For one thing, we had no idea who Megan was. Viewers had a similar feeling to Roger Sterling's reaction to Don's announcement of his marriage to "Ms. Calvay." "Who the hell is that?" Viewers only knew Megan Calvay as three things: 1) Don's secretary, 2) Don's one night stand, and 3) a vapid Pondstest subject, who continued to emphasize her Frenchness. She was empty and, to be honest, just down right boring. Oh did I mention she was French… French-Canadian? How could Weiner-so vocal about his grand vision for the show-make the Don Draper, our Don Draper, marry someone so insignificant? What seemed to infuriate many was the question of why Weiner resorted to this seemingly crass plot twist. Viewers had been through three seasons of Emmy-winning drama painted with a soft and subtle brush.
Despite all the melodrama, Weiner let the series's plot delicately unfold. Why did he decide to just throw a whole can of paint onto the canvas? Why would he insult his captivated audience? As a Mad Men fan, I was divided: I knew Weiner had his reasons-at the same time, I was furious while I watched the episode on my laptop (I had never shouted at an inanimate object that loudly). But, after much thinking and some consoling from my mother, I realized the brilliance of the episode: Weiner and his writers were very aware of their own ridiculousness and the response it would elicit. The proposal wasn't just a crazy, out-of-left-field plot twist, but rather a carefully constructed turning point in the Mad Men series-it marked Don's second self-reinvention. Don's marriage proposal to Megan marks a shift from a Don Draper we knew and loved to an unknown third-self we had yet to meet.
This season, the question of Don's authentic self is at large. Pull-himself-up-by the bootstraps Don is looking more and more like a con. Viewers have always seen Don as the talented, hardworking man who worked his was up to creative director. But this season we learn that Don had exploited Roger Sterling's alcoholism to secure a job at Sterling Cooper. Showing up at the SC building after Roger dismissed his ad portfolio, he thanks Sterling for the opportunity while Sterling tries to recover his botched memory.

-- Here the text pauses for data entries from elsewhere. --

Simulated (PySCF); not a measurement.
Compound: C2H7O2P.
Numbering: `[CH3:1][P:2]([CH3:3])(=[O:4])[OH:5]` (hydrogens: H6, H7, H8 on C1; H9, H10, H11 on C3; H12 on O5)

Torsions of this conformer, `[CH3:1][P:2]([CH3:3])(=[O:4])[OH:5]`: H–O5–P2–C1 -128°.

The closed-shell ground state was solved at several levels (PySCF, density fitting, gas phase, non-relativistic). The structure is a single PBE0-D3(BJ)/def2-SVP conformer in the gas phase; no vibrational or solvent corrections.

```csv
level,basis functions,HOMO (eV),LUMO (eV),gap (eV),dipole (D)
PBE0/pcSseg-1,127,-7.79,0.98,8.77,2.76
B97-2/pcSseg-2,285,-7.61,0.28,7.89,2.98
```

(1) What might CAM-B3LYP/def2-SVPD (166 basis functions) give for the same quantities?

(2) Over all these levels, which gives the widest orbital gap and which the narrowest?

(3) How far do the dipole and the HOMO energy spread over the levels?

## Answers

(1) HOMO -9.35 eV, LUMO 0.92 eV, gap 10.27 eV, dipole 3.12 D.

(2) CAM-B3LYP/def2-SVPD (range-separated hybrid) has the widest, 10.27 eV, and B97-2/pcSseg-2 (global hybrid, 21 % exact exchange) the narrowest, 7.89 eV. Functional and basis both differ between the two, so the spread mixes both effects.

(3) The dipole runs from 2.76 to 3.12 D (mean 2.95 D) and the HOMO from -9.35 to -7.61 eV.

The scene closes on a shot of Don, smiling the goofiest of smiles as the elevator door closes, and reminding us that he has and always will be dim-witted Dick.
We've become very unsure of the cosmopolitan, adman self Don has worked so hard to establish over three seasons. The revelation of his earlier swindling accompanies a spectacular shlup in his love life. The guy who had women waiting in line to get into bed with him just can't get laid this season. And when he does, it's either with a prostitute or with his former secretary who afterward barks out the show's only public feminist rant against male chauvinism. Living in a disgusting bachelor pad, Don drifts in and out of blackouts and writes in a journal. A journal! At the workplace, Don makes multiple business blunders. Sterling Cooper Draper Pryce is going down the drain and Don has done little to bandage the wound-he chews out a client while wasted and steals a cliché slogan from a rejected copy writer. What has become of the infallible, stoic hunk? Further, Don has lost not only his Donian self, but his Dickian self as well.
With the death of Ann, Don's links to this past are dissolved-no character from his Dickian past remains. The show consecrates the loss of both selves with the selling of Don's two previous homes - Dick's in California and Don's in New York. As a result, we see Don in an identity crisis (presumably the reason we see Don in so many contemplative sitting-on-the-bed shots in the last episode).
With no selves, he has no idea what to do with himself. But with Megan, Don sees a path for a second reinvention. As she says as they lie in the California hotel bed, "I hardly know you." In Megan's eyes, although she knows hardly anything about him, Don is a fundamentally good man. Much like the death of the real Donald Draper, this situation gives Don a complete tabula rasa.
After the marriage proposal, the transformation is immediate-we can hardly recognize the new Don. The Don we meet in the office on the day of his engagement announcement is a strange one. His facial expressions are markedly different. A smiley- dare we say luminous?-Don has replaced stern-Don face. It is at once jarring and unfamiliar. But we can see the contrast of the new self when Don calls his recent exgirlfriend Faye Miller. Grasping the phone and looking serious in a familiar Don way, Don relinquishes ties to both his Dick Whitman and his Don Draper self (Faye knows of Don in both contexts).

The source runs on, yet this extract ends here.